Sun Coronal Holes
View of a coronal hole on the sun on June 3, 2012 in this handout image courtesy of NASA. Coronal holes are regions where the sun's corona is dark. These features were discovered when X-ray telescopes were first flown above the Earth's atmosphere to reveal the structure of the corona across the solar disc. Reuters/NASA/AIA/Solar Dynamics Observatory

NASA's Solar Dynamics Observatory (SDO) recently captured a massive hole on the sun’s surface, known as coronal hole, blasting radioactive solar particles towards Earth. Scientists are unsure as to why this has happened. It is not known what causes these coronal holes. Although they seem menacing, coronal holes are relatively common and generally do not spell doom for either Earth or the Sun.

Whenever a coronal hole opens up, it sends a massive rush of solar winds hurtling towards Earth. These cause auroras in the skies, writes Mirror.co.uk. These holes are important in understanding the space environment around Earth as astronauts and technology travel through these environments. Coronal holes are sources of high-speed wind of solar particles. They stream off the sun three times faster than slower wind elsewhere.

Solar winds are a stream of plasma that contains charged particles shooting off the sun. As the stream of charged particles hit Earth’s magnetosphere, they cause storms that sometimes lead to aurora borealis. However, at times such an interaction may also disrupt communications and power supply.

In 2015, a gigantic rift opened up in the sun and it was capable of swallowing 50 Earths. This massive hole sent solar wind towards our planet that made the Northern Lights visible for several nights.

“While it’s unclear what causes coronal holes, they correlate to areas on the sun where magnetic fields soar up and away, without looping back down to the surface, as they do elsewhere,” NASA wrote.

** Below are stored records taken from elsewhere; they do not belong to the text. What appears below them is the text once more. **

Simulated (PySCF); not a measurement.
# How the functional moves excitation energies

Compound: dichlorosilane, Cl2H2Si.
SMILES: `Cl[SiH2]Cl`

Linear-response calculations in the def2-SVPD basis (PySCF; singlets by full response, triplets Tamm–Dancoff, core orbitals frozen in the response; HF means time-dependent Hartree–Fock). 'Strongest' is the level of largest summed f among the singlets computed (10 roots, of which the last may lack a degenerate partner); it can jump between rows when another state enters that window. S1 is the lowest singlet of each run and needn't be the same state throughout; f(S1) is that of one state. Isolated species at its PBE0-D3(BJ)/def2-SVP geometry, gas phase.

According to Gizmag, coronal holes are low-density areas of the sun’s atmosphere and they are known as corona. They contain very little solar material and have lower temperatures. Hence, they appear darker than its surrounding areas. Coronal holes can be visible only in certain types of extreme ultraviolet light, typically invisible to human eyes.

NASA’s SDO launched in 2010 and it contains instruments specially designed to observe the sun.